Wayne Andrew insists he's not the bad guy.

Wayne Andrew insists he's not the bad guy.

This reporter has repeatedly called out the Mount Currie resident as the one responsible for horses that keep escaping their grounds and heading to the festival property, creating hazards for motorists on the highway. Two horses were killed on Feb. 17 after collisions with motorists. One died on impact. The other had to be shot.

Andrew, a rancher who lives close to the Mount Currie rodeo grounds, called Pique last week to help set the record straight about the horses. He has been identified as the owner of most of the horses that keep trotting into Pemberton but he denies vehemently that he's the "horse abuser" he's made out to be.

"I'm not some horse abuser, I love horses," he said in an interview. "I was a bucking horse rider all my life and I won't even support bucking horse riding because that's what it does is abuses the horses."

Andrew said the horses keep getting out of his property for a number reasons. Chief among them is that someone keeps coming by his property, opening the gates and trying to steal the animals. The gate is left open and the horses are able to easily escape into Pemberton. He said seven of his horses were stolen last year.

Andrew also said that cars have repeatedly crashed into his fence and he doesn't have the money to fix it.

"Nobody pays for our fences," Andrew said. "A car crashes at the side of the road and nobody helps us. Nobody. I'm just going to fix a fence near the road that a vehicle smashed through the fence and you know, I've got to do that on my own!"

There are also a number of reasons why the horses keep going on to the festival property. On one hand, some of the old stock horses take the property as their winter grazing grounds and the younger horses follow them. Another problem is that the property doesn't have a sufficient fence to keep the horses out.

That's been the case since ownership of the property changed hands some years ago, according to Andrew.

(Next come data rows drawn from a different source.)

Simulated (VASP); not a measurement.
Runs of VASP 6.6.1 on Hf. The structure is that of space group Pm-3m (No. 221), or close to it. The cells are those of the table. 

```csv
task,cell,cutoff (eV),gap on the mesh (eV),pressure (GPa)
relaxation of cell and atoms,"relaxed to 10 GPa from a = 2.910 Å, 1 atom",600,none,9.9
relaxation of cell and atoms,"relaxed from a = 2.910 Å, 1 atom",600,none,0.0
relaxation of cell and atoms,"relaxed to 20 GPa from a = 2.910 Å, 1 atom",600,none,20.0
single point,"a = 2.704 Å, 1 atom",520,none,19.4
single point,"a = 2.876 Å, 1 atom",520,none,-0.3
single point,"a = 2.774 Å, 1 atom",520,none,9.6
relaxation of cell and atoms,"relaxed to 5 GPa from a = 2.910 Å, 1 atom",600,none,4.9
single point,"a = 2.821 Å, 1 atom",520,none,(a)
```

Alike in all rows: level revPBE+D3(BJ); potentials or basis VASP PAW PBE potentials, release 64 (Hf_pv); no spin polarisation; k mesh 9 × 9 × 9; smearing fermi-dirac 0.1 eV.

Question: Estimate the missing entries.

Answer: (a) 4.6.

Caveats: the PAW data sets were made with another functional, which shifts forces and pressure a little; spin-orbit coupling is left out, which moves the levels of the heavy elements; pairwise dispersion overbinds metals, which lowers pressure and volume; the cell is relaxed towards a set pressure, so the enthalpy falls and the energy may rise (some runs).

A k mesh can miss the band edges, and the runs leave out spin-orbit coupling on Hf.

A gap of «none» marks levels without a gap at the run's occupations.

"Whoever owns it, they make all this money and take off and leave the land the way it is and now they abuse us with it," he said. "They don't even fence it! Now our animals go on there and now I have to go over there and chase animals back. They go back over there again and you write down that it's RCMP doing it.

"They help me! I can't do it without them!"

Sgt. Eric Rochette of the Pemberton RCMP confirmed that Andrew had brought up with him the issue of someone stealing his horses.

"He mentioned that, I think last year, one of his horses went missing or stolen or whatever," Rochette said. "He was told, if it happens again, or if you have proof, if someone's damaging gates or a fence or whatever, just call Tribal Police and they'll investigate just like any other complaints and go from there."

For now, Rochette said that Andrew has corralled most of his horses on to his property at the rodeo grounds and that the situation has been "pretty good lately."

Horses could, however, still be escaping from Mount Currie. At a Pemberton council meeting on March 19, Councillor Ted Craddock said he saw five horses on the road at the turnoff to the industrial park.

Andrew, meanwhile, said the struggle to keep his horses contained has made it difficult for him to start up a riding business that he hopes to have in place soon. He claims to have been the first to start up such a business in the Pemberton Valley and now he wants to start a new one.

"I'm just trying to start up my own business and then this whole thing is slandering me," he said.